Now, gentlemen, I wish to show you from this paper of Mr. [Francis] Minor’s that we think woman’s right to vote is secured on constitutional grounds.
THE LAW OF FEDERAL SUFFRAGE
To the National Woman Suffrage Association:
You are again in session for the purpose of renewing your appeal to Congress to propose an amendment to the Constitution which shall forbid the denial of your right to vote on account of sex.
Twenty-one years have elapsed since you first made application for this purpose, and yet success seems as distant as ever.
For this reason some members of the association are considering the propriety of bringing the matter before the Supreme Court with the view of securing, if possible, a reversal of the decision in the case of Minor vs. Happersett, and I have been requested to state briefly the grounds upon which such an application must rest.

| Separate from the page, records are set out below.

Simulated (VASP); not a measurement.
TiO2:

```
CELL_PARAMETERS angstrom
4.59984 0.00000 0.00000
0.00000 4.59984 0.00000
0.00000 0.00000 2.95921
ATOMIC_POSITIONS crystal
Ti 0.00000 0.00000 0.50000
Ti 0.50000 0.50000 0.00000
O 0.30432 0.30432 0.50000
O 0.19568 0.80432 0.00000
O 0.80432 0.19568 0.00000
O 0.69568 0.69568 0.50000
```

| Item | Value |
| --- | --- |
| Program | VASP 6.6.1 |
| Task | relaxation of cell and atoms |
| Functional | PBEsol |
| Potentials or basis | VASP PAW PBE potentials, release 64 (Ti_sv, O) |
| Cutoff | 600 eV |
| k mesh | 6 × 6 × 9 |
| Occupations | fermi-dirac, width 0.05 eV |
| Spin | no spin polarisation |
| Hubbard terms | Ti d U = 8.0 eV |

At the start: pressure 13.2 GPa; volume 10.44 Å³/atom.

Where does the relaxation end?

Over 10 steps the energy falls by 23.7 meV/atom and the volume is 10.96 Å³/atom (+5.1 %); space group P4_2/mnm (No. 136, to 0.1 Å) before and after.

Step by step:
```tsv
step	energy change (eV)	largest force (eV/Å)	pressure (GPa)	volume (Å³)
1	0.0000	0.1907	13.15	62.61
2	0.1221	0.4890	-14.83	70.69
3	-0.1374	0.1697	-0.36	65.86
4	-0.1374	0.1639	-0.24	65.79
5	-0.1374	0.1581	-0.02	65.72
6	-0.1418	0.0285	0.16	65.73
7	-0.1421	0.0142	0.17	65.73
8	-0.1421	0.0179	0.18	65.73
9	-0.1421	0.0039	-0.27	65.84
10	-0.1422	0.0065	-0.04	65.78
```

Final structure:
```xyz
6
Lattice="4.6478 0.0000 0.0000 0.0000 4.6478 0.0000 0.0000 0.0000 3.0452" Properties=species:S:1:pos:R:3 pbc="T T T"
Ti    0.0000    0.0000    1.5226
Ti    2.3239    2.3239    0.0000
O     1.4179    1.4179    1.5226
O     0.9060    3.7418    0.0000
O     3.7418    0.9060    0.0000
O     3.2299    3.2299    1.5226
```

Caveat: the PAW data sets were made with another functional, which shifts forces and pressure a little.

There is no impropriety or inconsistence in pursuing both methods at the same time.
It will be necessary to state a few general propositions.
Since the adoption of the fourteenth amendment “all persons born or naturalized in the United States and subject to the jurisdiction thereof are citizen of the United States and of the State in which they reside.”
This amendment for the first time admitted the negro race to citizenship. Men and women of the white race had always been citizens or members of the national body-politic. In that section of the Constitution we are now to consider, the term used is the “people,” but Chief-Justice Taney tells us that the words people and citizens are synonymous terms and mean the same thing. (Scott vs. Sandford, 19 Howard.) While our first Chief Justice, John Jay, speaking of the equality of all persons in political rights, said “the citizens of America are equal as fellow-citizens and as joint tenants in the sovereignty.” (2 Dallas, 472.)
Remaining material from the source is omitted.